So what many of us suspected but dared not speak of was sadly true.

I would not presume to make excuses for Lackey, especially since he isn’t doing so, but I do think what happened last year serves as a good lesson all around.  Maybe his struggles had nothing to do with the personal tragedy he and his wife endured last year?  Maybe he will turn out to be another player that Theo Epstein took a big risk with and failed?  I don’t believe that.  I believe he has the abilities to be an ace on this team.  I watched him practically throw a perfect game against the Red Sox and I think he’s a talented pitcher and was (and still am) thrilled when Theo got him.  But maybe he’s also just a guy.  Just a person who can do a good job (and, honestly, he didn’t do an awful job last year – he just underperformed for what people were expecting) but who gets affected by things like his wife losing a child.  Why is it so outrageous to think, regardless of what he says publicly, that this could have been weighing on him all season?

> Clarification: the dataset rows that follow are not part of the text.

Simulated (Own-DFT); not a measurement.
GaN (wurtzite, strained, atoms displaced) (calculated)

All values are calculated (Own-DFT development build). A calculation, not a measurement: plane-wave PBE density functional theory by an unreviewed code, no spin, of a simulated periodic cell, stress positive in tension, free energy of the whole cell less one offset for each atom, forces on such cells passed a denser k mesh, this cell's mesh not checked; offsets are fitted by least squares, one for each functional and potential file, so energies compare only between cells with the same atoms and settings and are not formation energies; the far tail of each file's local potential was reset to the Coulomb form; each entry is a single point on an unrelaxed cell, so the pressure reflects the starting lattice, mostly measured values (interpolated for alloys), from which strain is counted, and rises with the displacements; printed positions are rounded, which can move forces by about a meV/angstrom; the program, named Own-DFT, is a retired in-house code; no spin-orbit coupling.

Why is it so difficult for many fans (and sports writers) to acknowledge that, regardless of how much money they make, these men are human and sometimes human emotions will take over?

After going through heartbreak last spring, the Lackeys are now in the midst of another emotional (and physical for Mrs Lackey) grind.  There’s no way to determine how anyone gets through such moments in their lives but at the very least I think the decent thing to do is keep in mind that there is a world of things that could be going on in the life of ANY one of the players you cheer for.

Maybe we can remember that when we get into the meat of the season and start deciding to vilify players we think are underachieving.  I’m not saying that all criticism needs to stop, goodness knows I’ll spend all of April screaming about all the walks Jon Lester gives up, but I would love a moratorium on the hate.  And end to the nastiness that seems to come out of so many when a player doesn’t live up to their expectations.

It’s quite possible that John Lackey will suck this year and it will have nothing to do with anything but his skills diminishing as he gets older.  I still harbor feelings of anger toward John Smoltz for sucking in Boston and then going to St. Louis and pitching well, so I certainly know about making a player’s inadequacies personal.  But maybe we could temper the hate with the reality that these guys have more going on in their lives than just throwing a ball.    I have no doubt that John Lackey’s professional focus this season is on doing well and winning a World Series this year…but even he doesn’t have control over what else might sneak into his focus as the season wears on.


February 25, 2011 - Posted by | 2011 | ,


  1. Cyn, we lost 2 children to miscarriage and Ang was fine otherwise and I couldn’t think straight for about 6 months. I don’t know how he did as well as he did. Well said.

    Comment by Ted | February 25, 2011 | Reply

  2. Just chiming in with Ted, Cyn. Well said.

    And I think it’s crazy to hate on ballplayers just for not performing well, period. I reserve scornful attitude and disparaging remarks for players who do / say things that indicate they are jerks as people. All those guys urgently want to be successful. They don’t get up in the morning thinking, “Can’t wait to suck on the field today so I can make Sox fans miserable.”